“Hopeful, Liberated, & Futile”: London’s Seafarers on Their Stirring, Standout Debut ‘Orlando’

Orlando - Seafarers
Orlando - Seafarers

Mitch's Take

10 Music Quality
9 Production
10 Content Originality
9 Lyricism
10 Sonic Diversity
8 Memorability
10 Arranging
9.4
London’s Seafarers have done what so few artists achieve in crafting a truly unique, standout debut. Stirring poetry and a dazzling jazz-folk hybrid make ‘Orlando’ a beautiful listening experience.
Stream: “And Maybe I’m Scared” – Seafarers




I like the thought that art belongs to you… I only ask that you arrive at ‘Orlando’ with a degree of openness, and absence of expectation.

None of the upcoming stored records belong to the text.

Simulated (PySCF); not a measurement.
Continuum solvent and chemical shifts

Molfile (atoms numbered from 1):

A band we had barely heard of six months ago, London’s Seafarers have done what so few artists achieve these days in crafting a truly unique, standout debut. Stirring poetry and a dazzling jazz-folk hybrid make Orlando a beautiful listening experience from start to finish. Seafarers touch the soul and pique the senses, diving into the depths of our shared humanity through songs of loss and grief, spirituality and self-discovery, and learning to cherish life’s little things.

Orlando - Seafarers
Orlando – Seafarers
Loneliness is a blanket,
Hung from stars, haunts the streets.
Oh, united souls, 
We’ll never meet.
I could be anything.
Evergreen, sweater weather,
Hopeless runaways, childhood chase.
And in those shifty eyes
My freckled face.
Your heart was make believe.
Maybe I’m scared of the silence,
But maybe I’m not alone.
I overhear phrases in fragments
And wish I’d never known, I wish I’d never known.
And maybe I’m scared of the silence,
But maybe I’m not alone.
I overhear phrases in fragments
And wish I’d never known,
I wish I’d never known,
We’d end like this.

Independently released November 27, 2020, Orlando is 2020’s musical canary in a coal mine: A glimmering aural gem of compelling textures and vulnerable, honest introspective thought. Consisting of Lauren Kinsella, Matthew Herd, Tom Taylor, Tom McCredie, and Dave Hamblett, Seafarers introduced themselves earlier this year through “Hamelin,” a catchily spellbinding enchantment that feels as much from the present, as it does of the past. Produced and mixed by Euan Burton, Orlando blends contemporary jazz, Celtic, and folk music influences and features gorgeous piano arrangements and Kinsella’s stunning vocal work alongside an elegant suite of traditional stringed, brass, and woodwind instruments.

Matthew Herd and Seafarers at Cecil Sharp House and in Regent’s Park.
Matthew Herd and Seafarers at Cecil Sharp House and in Regent’s Park

Written over the course of four years, the record draws inspiration from Virginia Woolf’s timeless work on liberation, per the band. “The collective voices on Orlando yearn for freedom,” founder Matthew Herd explains. “Threads of solitude, longing, and an affiliation with the natural world weave through the album, binding songs, instrumentals, and poetry.”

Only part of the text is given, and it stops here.